Apparao Galleries celebrates 20 years of its existence with an exhibition of 10 established and 10 up and coming artists
Fine detailing marks Maya Burman's work
THE APPARAO Galleries turns 20 this September. Started as The Gallery in September 1984, it has seen many ups and downs, but has stood its ground, gaining a name not only at the national level but also at the international level.
Any special memories that its owner Sharan Apparao would like to recall? Says Sharan: "There have been too many to mention; there have been happy occasions and not too happy ones. But what I cherish is the variety of people that I have been able to meet during the two decades and what I have learnt from them; many of them are discerning art lovers and their association has helped me develop a keen eye for quality art work and to maintain a standard."
To celebrate its 20th birth anniversary, an exhibition `20/20' is being held till September 4. It showcases the creations of 10 established artists whose works the gallery has been dealing with and of 10 promising young artists. While the seniors' works dwell on the technique, colour schemes and subject, it is more the mind that takes centre stage in the creations of the young artists. The very simple abstract image inspired by tribal art in the work of late J. Swaminathan makes one stop and ruminate; the glass painting of Laxma Goud catches the eye with the bright colours and details, Arpana Caur's large work has a brooding quality, while Jehangir Sabavala's group of people in subdued tones stresses his unique technique. The sad face in the painting by Anjolie Ela Menon, the caricature-like serigraphs of M. F. Husain and the dreamy image of Sakthi Burman have their usual attraction. Some of the Chennai artists who have been shown regularly in the past few years are prominent by their absence.
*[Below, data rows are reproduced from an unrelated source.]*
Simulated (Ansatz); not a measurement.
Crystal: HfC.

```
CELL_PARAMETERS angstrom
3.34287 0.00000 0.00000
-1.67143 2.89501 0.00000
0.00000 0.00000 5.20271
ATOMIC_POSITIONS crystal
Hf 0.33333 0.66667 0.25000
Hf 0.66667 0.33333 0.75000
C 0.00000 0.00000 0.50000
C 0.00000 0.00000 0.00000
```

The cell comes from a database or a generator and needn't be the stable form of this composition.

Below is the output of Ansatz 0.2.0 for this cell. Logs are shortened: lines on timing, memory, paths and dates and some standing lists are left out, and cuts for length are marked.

The creations of the up and coming artists have an intriguing quality, each adopting a different approach. Dinesh paints scattered images of animals and birds on stark white boxes; Manish Nai's monochromatic work depends on mild variation of tones and textures, while Ganga Singh's paintings have a graphic quality. Fine pen work comes from Dilip Sharma, in which he uses the form of small flowers to create the entire face; similarly the colourful paintings of Maya Burman with an ethereal quality rely on fine details. Smirity Dikshit uses pieces of gauze and plain cloth dyed in varying shades of grey to create her imagery between two sheets of clear glass. The collages of Farhan Mujib make one catch one's breath. It takes a while to realise that they are collages and not paintings; so many minute details have been dealt with great care that one can hardly make out the pasting of the forms, be they birds, animals or architectural details.
A little less crowded display would have shown all the paintings to better advantage.
The show will move to Delhi in the second week of September.